U.S. President Barack Obama has arrived in Thailand on the first leg of an Asian tour that will also take him to Burma and Cambodia in his first foreign trip since winning re-election nearly two weeks ago.
While in Bangkok Sunday, Mr. Obama will meet with Thai Prime Minister Yingluck Shinawatra, attend an official dinner and greet U.S. embassy staff.
The trip underscores Mr. Obama's increased focus on Asia as he tries to fulfill his pledge to strengthen the U.S. economy during his second four-year term in office. The Obama administration has said that American foreign policy and engagement will “pivot” toward Asia in the future.
When he arrives in Burma Monday, Mr. Obama will be the first U.S. president to visit the country, which has emerged from decades of tight military control. The Burmese government recently has yielded to international pressure and begun making democratic reforms, but some human-rights groups have cautioned that it is not yet a fully free country.
President Obama is scheduled to meet with both Burmese President Thein Sein and Aung San Suu Kyi, the nation's leading democracy activist, who has only been free since 2010 after nearly two decades of detention or house arrest.
Aung San Suu Kyi won the Nobel Peace Prize in 1991 but was only able to travel to Norway to accept the award this year.
The U.S.-based rights group Human Rights Watch told VOA the president should have waited to travel to Burma until the country makes more progress in restoring basic freedoms. HRW says Burma should have gone beyond a partial amnesty and released everyone held as political prisoners, and also should have taken direct action to stop violence directed at ethnic and religious minorities, particularly in western Burma.

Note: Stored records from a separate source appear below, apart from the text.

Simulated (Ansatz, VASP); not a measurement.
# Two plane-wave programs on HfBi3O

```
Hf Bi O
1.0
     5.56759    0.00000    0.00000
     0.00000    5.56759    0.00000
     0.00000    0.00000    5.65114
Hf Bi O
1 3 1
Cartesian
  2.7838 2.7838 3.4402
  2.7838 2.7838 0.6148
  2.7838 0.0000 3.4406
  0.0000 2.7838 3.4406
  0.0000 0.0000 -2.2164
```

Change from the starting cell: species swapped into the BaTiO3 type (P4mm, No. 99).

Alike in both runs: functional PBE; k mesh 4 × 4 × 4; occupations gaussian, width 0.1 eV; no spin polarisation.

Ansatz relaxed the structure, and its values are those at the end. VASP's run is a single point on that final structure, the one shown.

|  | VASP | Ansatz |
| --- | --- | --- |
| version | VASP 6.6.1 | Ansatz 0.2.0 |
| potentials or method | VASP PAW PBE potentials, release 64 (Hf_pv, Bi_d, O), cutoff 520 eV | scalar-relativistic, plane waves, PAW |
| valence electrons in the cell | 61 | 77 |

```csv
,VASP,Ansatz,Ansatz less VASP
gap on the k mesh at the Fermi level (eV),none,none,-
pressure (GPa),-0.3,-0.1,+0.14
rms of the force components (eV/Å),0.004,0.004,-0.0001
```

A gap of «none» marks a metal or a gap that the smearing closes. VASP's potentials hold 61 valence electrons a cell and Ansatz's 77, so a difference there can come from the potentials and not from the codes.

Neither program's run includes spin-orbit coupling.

President Obama begins his Asian tour in Bangkok. HRW says the U.S. leader also should bring up human-rights concerns in longtime U.S. ally Thailand, due to concerns about free speech, military abuses against insurgents in the south and inadequate protection of refugees.
Mr. Obama also is attending a meeting of regional leaders from ASEAN in Cambodia, another destination where he is expected to raise concerns about long-standing human-rights problems. The president is expected to urge Cambodian Prime Minister Hun Sen to hold free and fair elections and end land seizures.